Program trading strategies happen behind the scenes, trading up to 30% of the daily volume at the NYSE. They trade without emotion and can be highly profitable. These trades, called program trades, take place quietly, oblivious to the chaos of the trading floor. However, savvy investors would be foolish to ignore how and why a system that produces an average of 30% of the daily trading volume on the New York Stock Exchange (NYSE) does so well.
Defining a Program Trading Strategy
In general terms, program trading is large-volume trading made by systems, usually automated, based on an underlying program or idea. However, there is more to program trading than this simple definition implies. The NYSE defines program trading as a "wide range of portfolio trading strategies involving the purchase or sale of 15 or more stocks having a total market value of $1 million or more."
The term "system trading" is frequently used interchangeably with program trading; however, this is not entirely accurate. System trading refers to a methodology that may produce program trading if done in sufficient volume. Conversely, certain program trades can be generated by a system-trading methodology. Program trading, for our purposes here, refers only to the NYSE definition.
People Plan the Strategy...
Contrary to popular belief, the underlying portfolio strategy behind a program buy or sell is often not computer-generated. The goals may be as disparate as portfolio balancing to broad asset allocations to sector allocations. They may be intraday strategies, short-term, or long-term strategies. The actual strategies, and the algorithms that generate program buys and sells are proprietary to each player and are among the most closely guarded secrets on Wall Street.

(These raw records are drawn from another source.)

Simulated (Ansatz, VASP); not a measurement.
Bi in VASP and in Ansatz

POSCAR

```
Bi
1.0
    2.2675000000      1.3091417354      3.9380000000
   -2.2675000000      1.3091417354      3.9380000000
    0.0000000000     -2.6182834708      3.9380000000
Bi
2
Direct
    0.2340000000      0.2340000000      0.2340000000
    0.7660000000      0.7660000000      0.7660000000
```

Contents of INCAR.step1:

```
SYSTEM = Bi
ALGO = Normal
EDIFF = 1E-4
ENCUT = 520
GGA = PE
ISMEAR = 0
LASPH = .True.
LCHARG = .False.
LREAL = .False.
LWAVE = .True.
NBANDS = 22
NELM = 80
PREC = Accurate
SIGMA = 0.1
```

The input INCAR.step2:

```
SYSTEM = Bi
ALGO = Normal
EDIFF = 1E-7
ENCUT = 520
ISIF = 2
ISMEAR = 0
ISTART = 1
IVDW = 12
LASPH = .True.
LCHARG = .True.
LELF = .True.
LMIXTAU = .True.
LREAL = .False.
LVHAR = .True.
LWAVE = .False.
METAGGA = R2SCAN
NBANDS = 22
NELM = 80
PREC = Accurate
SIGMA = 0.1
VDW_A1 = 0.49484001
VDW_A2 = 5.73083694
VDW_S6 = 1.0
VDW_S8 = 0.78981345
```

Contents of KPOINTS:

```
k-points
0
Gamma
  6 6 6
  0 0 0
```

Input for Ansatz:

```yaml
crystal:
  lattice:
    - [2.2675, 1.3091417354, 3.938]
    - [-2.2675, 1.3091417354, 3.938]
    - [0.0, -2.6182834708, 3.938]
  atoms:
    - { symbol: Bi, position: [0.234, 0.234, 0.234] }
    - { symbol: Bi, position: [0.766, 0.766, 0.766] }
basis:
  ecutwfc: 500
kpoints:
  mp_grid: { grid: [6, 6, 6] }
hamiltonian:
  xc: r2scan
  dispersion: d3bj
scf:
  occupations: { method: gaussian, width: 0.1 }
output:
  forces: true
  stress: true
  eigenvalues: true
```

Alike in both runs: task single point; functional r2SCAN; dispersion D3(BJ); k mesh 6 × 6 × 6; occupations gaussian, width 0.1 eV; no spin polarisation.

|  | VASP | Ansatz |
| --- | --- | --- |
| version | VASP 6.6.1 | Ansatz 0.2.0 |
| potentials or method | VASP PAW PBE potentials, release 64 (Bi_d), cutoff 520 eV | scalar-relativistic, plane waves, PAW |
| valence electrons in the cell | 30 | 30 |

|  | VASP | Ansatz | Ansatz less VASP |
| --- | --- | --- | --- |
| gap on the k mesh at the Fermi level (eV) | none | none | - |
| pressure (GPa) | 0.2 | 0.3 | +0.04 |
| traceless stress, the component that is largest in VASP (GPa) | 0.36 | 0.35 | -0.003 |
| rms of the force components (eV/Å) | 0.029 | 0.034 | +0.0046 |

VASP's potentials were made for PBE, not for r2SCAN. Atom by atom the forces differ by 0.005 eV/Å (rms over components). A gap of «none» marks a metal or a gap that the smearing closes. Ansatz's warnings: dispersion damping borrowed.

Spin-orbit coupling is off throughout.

...But Computers Do the Work
Program trades are almost always executed by computers, although there are instances when this isn't the case. For example, if institution XYZ wants to sell a basket of 15 stocks totaling $2 million, it could simply split up the sale among several different brokers. Conversely, a big buy program on a single stock may go directly to a market maker or to a single broker who then splits it up into smaller units. As a practical matter, the NYSE is only interested in regulating the computer-generated program trades, and in particular, those generated by large movements in the futures premium.
Program Trading Is Everywhere
Importantly, much of program trading involves the futures markets as well as the cash market. The most simplistic and widely known of these strategies is index arbitrage. Index arbitrage is frequently used by institutions with very large and diverse stock portfolios under management.
For example, an institution buys futures when the premium is low, while it simultaneously sells a basket of stocks in a hedged trade to garner a few points of return over what a portfolio of S&P stocks would produce on its own.
The important point for the individual investor is that the futures market and the cash market are intimately intertwined. Moves in one market can trigger moves in the other. Every day, the S&P futures have a fair value based on a formula that includes, for example, days to expiration and the cost of carry for a commensurate basket of stocks.
There are certain levels of premium that will generate program trades, although it varies slightly among firms due to different costs of carry. Every day there are "buy execution levels" and "sell execution levels." The best (and only public) source of information for daily fair value and premium execution levels can be found at HL Camp & Co.'s Program Trading Research site. Additionally, the NYSE publishes program trading activity by member firms every week for the previous week at its website. This is interesting reading, but not particularly useful for real-time decisions.
Rules Rules Rules
During the 1980s and '90s, program trading was largely blamed for excessive volatility in the stock market and was named as a culprit in some major crashes. As a result, the NYSE has imposed rules that define certain times when computer-generated program trading is restricted.
Since the new rules were established, there have been very few disruptions directly attributed to program trading. Given the amount of liquidity that program trading contributes to the stock and futures markets, its effect is probably more beneficial than not, even during sharp corrections.
Timing Is Key
Program buying and selling has a tendency to happen at certain times of the day, sometimes called reversal times. Over time, these will become evident to the attentive observer by spikes in volume and wider price swings. Why is this important? Let's say you own a Dow stock and want to sell it, wouldn't it help you to do so during a buy program?
The Bottom Line
Program trades represent a large chunk of any given day's market activity and their impact on market movements is important. During the slower summer months, program trades make up as much as 50% of market activity. Smart investors must watch for patterns and time their buying and selling to make sure they aren't caught on the wrong side of these large-volume computer-controlled trades.